The past 30 days
It has been more than a month since I left the last company that I worked with. I was forced to resign for the very reasons that I was “challenging” our chief’s authority and that my writing did not pass the so-called standard set by the company — which I am afraid, there’s no such thing, especially when I read the things that they publish online. I am not saying this out of bitterness of heart; rather, I am just stating a fact since I am not new in the field of creative writing and journalism. If my former professor and editor-in-chief was alive, he would probably scold that person, who’s at the helm of the online newspaper that I used to work with.
Pondering about what has transpired in the past 30+ days, made me question my integrity and capability as an editor, journalist, and creative writer. Perhaps, I am not good at writing at all, and I have a bloated ego that disallows me to follow what the authorities want me to do. These things made me feel small and the sense of inferiority that I have had for many years due to unhealed childhood traumas caused by my foster mom (this is another story) resurfaced. I thought that I had passed through it, but I did not. The only consolation that I have right now is that I still have that deep love for writing — not only for self-expression — but also for sharing valuable information with other people through news, critical analyses, and creative pieces.

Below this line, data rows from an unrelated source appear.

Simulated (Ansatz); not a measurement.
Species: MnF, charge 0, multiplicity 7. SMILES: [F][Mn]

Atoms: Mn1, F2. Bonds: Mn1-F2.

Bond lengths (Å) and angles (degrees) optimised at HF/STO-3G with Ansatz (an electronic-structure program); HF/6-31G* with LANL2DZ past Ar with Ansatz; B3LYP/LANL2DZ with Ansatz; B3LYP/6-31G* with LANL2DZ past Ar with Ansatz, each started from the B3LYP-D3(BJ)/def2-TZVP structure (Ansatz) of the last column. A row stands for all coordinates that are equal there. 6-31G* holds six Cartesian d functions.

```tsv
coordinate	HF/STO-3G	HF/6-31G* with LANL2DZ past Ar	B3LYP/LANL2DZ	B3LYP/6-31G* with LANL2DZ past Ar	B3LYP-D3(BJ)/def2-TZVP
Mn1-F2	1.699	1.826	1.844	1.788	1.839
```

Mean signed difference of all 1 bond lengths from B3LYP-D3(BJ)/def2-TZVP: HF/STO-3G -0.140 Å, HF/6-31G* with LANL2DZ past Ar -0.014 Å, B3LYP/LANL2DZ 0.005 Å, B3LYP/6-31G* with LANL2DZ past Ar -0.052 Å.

Until now, I have been trying to give sense to what had happened and trying to see the positive side of things which I find somehow difficult knowing my Capricornian nature. What makes things more difficult is that I cannot tell my foster mom about this for she would receive the news negatively and it will end up with a shouting match. Moreover, I also do not want to upset her for the bad news will take its toll on her health (she is already 73 years old and hypertensive). Nevertheless, I thank God for having an understanding wife, who knew what really happened on that fateful day of 18 October 2023.
On the other hand, good things started to unfold, and I am happy to unlearn and relearn the things that I know to become a better writer, editor, and culture and literary critic. Besides, there is nothing to do but to get better. Praise be to God through Jesus Christ our Lord and Savior! Amen!